BORIS Johnson is continuing to rearrange his No.10 team amid calls for his new chief of staff to quit as an MP.
The Prime Minister made changes in Downing Street over the weekend, installing Chancellor of the Duchy of Lancaster Steve Barclay as his new chief of staff and former BBC journalist Guto Harri as his top spin doctor.
He is due to continue the amendments this week, with some MPs likening the manoeuvres to “rearranging the deck chairs on the Titanic”. as questions still remain over his premiership.
Today in the Commons MPs questioned how Mr Barclay could possibly work as a minister, an MP and now chief of staff at the same time, and challenged the propriety of the appointment.
They argued he should stand down as an MP is he was to retain the chief of staff title, saying a civil service role alongside an elected position were not compatible.
The SNP’s Brendan O’Hara raised doubts about Mr Barclay’s ability to “salvage Downing Street’s reputation” and questioned whether the appointment was compliant with the Erskine May principles on parliamentary practice.

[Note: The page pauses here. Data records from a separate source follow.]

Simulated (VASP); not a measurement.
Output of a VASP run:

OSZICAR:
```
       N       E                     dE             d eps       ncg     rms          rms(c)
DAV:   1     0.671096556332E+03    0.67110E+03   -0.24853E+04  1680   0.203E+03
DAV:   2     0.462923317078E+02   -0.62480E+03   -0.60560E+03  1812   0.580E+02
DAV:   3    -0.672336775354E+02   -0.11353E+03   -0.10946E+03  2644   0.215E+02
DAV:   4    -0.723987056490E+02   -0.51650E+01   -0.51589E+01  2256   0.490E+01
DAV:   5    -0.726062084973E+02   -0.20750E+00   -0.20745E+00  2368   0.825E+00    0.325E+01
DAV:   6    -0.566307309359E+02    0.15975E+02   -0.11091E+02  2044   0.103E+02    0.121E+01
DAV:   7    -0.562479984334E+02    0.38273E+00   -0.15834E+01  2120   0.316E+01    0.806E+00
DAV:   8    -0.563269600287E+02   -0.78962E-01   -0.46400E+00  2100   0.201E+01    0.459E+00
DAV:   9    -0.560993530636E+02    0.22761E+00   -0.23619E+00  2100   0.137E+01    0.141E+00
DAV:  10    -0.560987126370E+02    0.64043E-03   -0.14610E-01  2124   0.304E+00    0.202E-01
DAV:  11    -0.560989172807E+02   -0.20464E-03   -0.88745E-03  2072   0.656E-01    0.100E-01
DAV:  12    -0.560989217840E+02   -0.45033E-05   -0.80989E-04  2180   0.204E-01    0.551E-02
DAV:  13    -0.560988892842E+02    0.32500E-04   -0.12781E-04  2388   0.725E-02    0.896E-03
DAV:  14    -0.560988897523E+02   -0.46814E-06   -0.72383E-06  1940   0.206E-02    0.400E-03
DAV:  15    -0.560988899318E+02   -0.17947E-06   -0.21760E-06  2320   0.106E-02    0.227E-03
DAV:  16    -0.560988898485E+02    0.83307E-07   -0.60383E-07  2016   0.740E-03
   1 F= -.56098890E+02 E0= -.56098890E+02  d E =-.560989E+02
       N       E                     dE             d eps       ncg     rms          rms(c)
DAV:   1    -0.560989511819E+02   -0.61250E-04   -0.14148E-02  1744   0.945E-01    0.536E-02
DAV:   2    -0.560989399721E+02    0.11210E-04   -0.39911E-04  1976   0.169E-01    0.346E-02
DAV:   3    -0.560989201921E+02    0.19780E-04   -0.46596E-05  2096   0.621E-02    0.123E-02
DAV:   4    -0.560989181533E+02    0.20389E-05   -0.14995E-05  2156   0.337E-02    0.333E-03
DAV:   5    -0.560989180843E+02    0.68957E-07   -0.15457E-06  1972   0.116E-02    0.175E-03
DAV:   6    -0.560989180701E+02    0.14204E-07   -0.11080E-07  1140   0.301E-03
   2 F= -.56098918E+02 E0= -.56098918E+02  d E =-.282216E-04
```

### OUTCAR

Mr O’Hara explained: “Erskine May, the section on public service disqualification says ‘All persons employed either in whole or in part in the civil service are disqualified [from being an MP], and it is immaterial whether they’re serving in an established capacity.’
“It’s clear as day that he is a new chief of staff at Downing Street. He is also a serving member of this house. He cannot do both.
“According to Erskine May, he has disqualified himself from that role, so when will the Government be moving the writ for the by-election?”
Paymaster General Michael Ellis, responding for the government, said Mr Barclay was “not a civil servant”, adding: “He is, he remains a servant of this house, a servant of the people of this country, democratically elected and highly accountable.”
Angela Rayner, Labour deputy leader, said that despite the government claiming the appointment offered an “enhanced role for parliament”, Mr Barclay had not turned up to the Commons to explain his new job in person.
She said:” Quite honestly where is the chief of staff?
“His very first act is refusing even to turn up here to explain his own job, but maybe the paymaster general can tell us.”
Ms Rayner added: “This Government is in chaos and the country is paying the price.”
Mr Ellis, in his reply, said the Chancellor of the Duchy of Lancaster is answerable to the Commons and will “present a full range of responsibilities to this House in due course”.
Meanwhile, Downing Street has defended Mr Johnson’s appointment of former journalist Guto Harri as his communications director in No.10 after it emerged he had previously lobbied the government for banned Chinese technology firm Huawei.
The Prime Minister’s official spokesman said Mr Harri “provided advice to the clients of a private company”, adding: “That’s entirely legitimate, it’s in the public domain and obviously we would not exclude from Government someone with valuable experience and expertise.”
The spokesman was also asked about comments Mr Harri made to a Welsh news website about his meeting with the PM.
The Golwg360 website reported Mr Harri as saying that the Prime Minister was “not a total clown” and that the pair sang Gloria Raynor’s ‘I Will Survive’ during a meeting about his new role on Friday.
Mr Harri told the website: “I walked in and I did a salute and said: ‘Prime Minister, Guto Harri reporting for duty’, and he stood up behind his desk and started to take a salute but then he said: ‘What am I doing, I should take the knee for you’.
“And the two of us were laughing. After I asked him: ‘Are you going to survive, Boris?’, and in his deep voice, slowly and purposefully, while singing slightly he finished his sentence by saying: ‘I will survive’.
“In a way I could not resist he invited me to say: ‘You’ve got all your life to live’, and he replied: ‘I’ve got all my love to give’, and so we had a little blast of Gloria Gaynor.”
Mr Harri added: “Nobody expects that, but that’s the way it was. There was a lot of laughing and we sat down to have a serious chat about how to get the Government back on track and how do we move forward.
“Everyone’s attention is currently on recent events that have caused a great deal of hurt, but in the end, that’s nothing to do with the way people voted two years ago.
“He is not a total clown, but he is a very likeable character.”
Mr Harri, who previously served as a key aide to Mr Johnson while he was mayor of London, said “90%” of their discussion was “very serious”.
He said the Prime Minister is “not the devilish man as some wrongly portray him to be”.
The newly appointed spin doctor also said Mr Johnson is aware of questions about his ability to continue in the top job.
He said there has been a move to reorganise No 10 with “professional people who are pragmatic and more experienced, and perhaps less ideological”.
A Labour spokesman accused the Prime Minister’s new team of “more clown show nonsense”.
“Britain faces a combination of spiralling bills, rising prices and Tory tax rises,” he said.
“But the PM’s new team have decided to kick off their much-vaunted ‘reset’ with yet more clown show nonsense.
“It’s already clear that another round of deckchair shuffling in Downing Street hasn’t changed the fact this Tory Government is utterly incapable of getting on with its job.”